SIETAR Japan, Kansai Chapter,Special Program (Supported by Hyogo Overseas Research Network and School of Economics, University of Hyogo), “Relationships among China, Japan and Korea – A Global Perspective”

Presenter:   Professor Helena Meyer-Knapp (Evergreen State College, US.)

Date:       Sunday, December 2, 2012  (2:00pm~4:00pm)

Place:      Nishinomiya Daigaku Koryu Center (ACTA East Tower 6F,

            Seminar Rm2), 2 minutes walk from Hankyu Nishinomiya Kitaguchi Station.

            http://www.nishi.or.jp/~daigaku/info/index.html, Tel. (0798) 69-3155

Fee:        Free

Language:   English

 

Description of the presentation:

China, Japan and Korea have deep and ancient historical relationships. Bonds have been close in some periods and very distant at other times. For much of the time, connections and conflicts in NE Asia were beyond the perspective of most other nations. Europeans were in such sparse contact in medieval times that the view from far away was largely shaped by the opinions of isolated travelers, often from the Netherlands.

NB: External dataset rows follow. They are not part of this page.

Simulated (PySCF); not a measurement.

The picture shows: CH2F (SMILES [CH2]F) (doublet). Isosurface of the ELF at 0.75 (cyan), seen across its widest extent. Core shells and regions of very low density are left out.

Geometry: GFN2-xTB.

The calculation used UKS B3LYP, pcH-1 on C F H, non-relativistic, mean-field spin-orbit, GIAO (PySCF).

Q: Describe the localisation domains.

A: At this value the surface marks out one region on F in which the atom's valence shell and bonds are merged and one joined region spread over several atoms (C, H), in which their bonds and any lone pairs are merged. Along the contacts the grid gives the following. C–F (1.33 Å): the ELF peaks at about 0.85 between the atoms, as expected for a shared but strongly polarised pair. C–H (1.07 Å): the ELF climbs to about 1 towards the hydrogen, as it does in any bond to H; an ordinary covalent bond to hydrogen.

The situation today is very different. Japanese trade with China, China’s new economic globalization, relations between North Korea and the other NE Asian nations, conflicts over island territories from South East Asia to Russia, the hosting of the Olympic games, the great earthquake and tsunami of 2011, even Korean television dramas each attract the attention of ordinary citizens and political leaders from all over the world.

 

This presentation will explore a number of the key issues mentioned above, describing how recent public events, new trade systems and commercial products and popular culture have had an impact elsewhere in the world. The presentation will also explore in a limited way, a few key components of more recent history in relations among the three countries, to illuminate limitations in the knowledge base from which this global perspective views NE Asia.

 

Profile of the Presenter

Helena Meyer-Knapp has been a professor at The Evergreen State College, in the USA for many years, teaching about peace, politics and ethics, international relations and Asian and women’s studies. In 2001 and 2006 she was a research scholar and exchange professor at Hyogo Kenritsu daigaku

Her research centers on peacemaking and strategic studies. After a yearlong fellowship at Harvard’s Bunting Institute she authored the book Dangerous Peace-making (2003), which examines peace making in seven of the world’s war zones, and offers tools for resolving complex conflicts from local to international communities. She has been  a Fulbright Senior Scholar in 2009, spending a semester teaching at the Graduate Institute of Peace Studies at Kyung Hee University in Seoul, South Korea.